TRENTON, N.J. (CBSNewYork/AP) — New Jersey Attorney General Jeffrey Chiesa has filed a lawsuit against the organizer of a planned post-Superstorm Sandy “reconstruction summit,” claiming that the organizer has violated the state’s Consumer Fraud Act and has created the false impression that the summit is somehow government-sanctioned.
Chiesa filed the suit late Friday against William S. Loiry, claiming Loiry was operating under the unregistered business names of United States Leadership Forum, NY/NJ Restoration Leadership, and Ultimate Events, LLC., and engaging in false advertising for an upcoming “Superstorm Sandy Reconstruction Summit” in Trenton.
“While individuals and businesses affected by Sandy are desperately seeking the means to rebuild and recover, we allege that William Loiry hatched a scheme to profit from those suffering in New Jersey,” Chiesa said. “`We are sending a clear message to any and all out-of-state or homegrown con artists, of all stripes and varieties: New Jersey is not a state to mess with.”
Loiry has addresses in Florida. Reached by email, he said he was shocked by the lawsuit, felt it “has no merit whatsoever,” and plans to “vigorously fight it.”

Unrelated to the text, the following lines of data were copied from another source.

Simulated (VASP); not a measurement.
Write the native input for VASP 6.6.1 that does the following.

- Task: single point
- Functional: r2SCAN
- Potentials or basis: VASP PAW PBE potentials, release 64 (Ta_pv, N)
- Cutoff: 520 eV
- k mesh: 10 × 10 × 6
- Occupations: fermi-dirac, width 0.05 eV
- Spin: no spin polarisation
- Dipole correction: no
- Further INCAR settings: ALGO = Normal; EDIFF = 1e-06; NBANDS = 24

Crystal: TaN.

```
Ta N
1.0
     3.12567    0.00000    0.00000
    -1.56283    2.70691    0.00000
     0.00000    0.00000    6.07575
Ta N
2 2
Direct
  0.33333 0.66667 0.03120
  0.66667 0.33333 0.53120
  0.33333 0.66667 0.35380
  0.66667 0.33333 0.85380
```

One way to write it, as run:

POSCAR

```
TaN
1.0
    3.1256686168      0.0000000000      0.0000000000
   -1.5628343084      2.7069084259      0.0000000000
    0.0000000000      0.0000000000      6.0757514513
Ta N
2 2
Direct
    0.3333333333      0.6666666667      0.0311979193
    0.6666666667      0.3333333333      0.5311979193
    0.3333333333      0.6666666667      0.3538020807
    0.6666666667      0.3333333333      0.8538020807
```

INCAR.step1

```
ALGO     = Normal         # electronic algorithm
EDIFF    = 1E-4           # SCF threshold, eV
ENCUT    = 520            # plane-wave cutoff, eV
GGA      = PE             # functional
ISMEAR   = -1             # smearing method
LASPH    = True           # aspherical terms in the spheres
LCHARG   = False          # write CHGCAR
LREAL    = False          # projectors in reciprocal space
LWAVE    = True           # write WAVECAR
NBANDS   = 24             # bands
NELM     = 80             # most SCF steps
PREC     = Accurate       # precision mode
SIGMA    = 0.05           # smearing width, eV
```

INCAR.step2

“I care about helping people and making the world better, which is why I do what I do,” Loiry said. “Since 1996, more than 45,000 local, state, national, and international leaders have participated in my highly-regarded events, which are designed to help speed solutions for our most urgent problems.”
On one of his own Web sites, Loiry promotes his many restoration summits – particularly for Gulf Coast residents who were victimized by hurricanes and the BP oil spill. For a summit on Hurricane Isaac, Loiry says on his Web site that the American Red Cross lauded his work.
But the suit claims Loiry has created the false impression his organization and summit is quasi-governmental, even alleging using a presidential seal and a quote from Barack Obama on one of his Web sites, according to court papers.
Chiesa said an investigation by New Jersey consumer fraud officials into Loiry’s background showed about 20 outstanding legal actions against him, some of which relate to money owed from prior disaster summits, including in New Orleans post-Hurricane Katrina, according to court papers.
Records show Loiry filed personal bankruptcy in September 2011, but the filing was opposed by the U.S. Bankruptcy Trustee on the grounds that Loiry had allegedly made one of more false oaths or accounts, Chiesa said.
Chiesa said Loiry already had collected registration fees of $175 per person from 30 people, and $1,000 per-business from two businesses for the New Jersey event.
The suit seeks to stop Loiry from holding the Dec. 17 Trenton summit and force him to return any money he’s collected from registrants.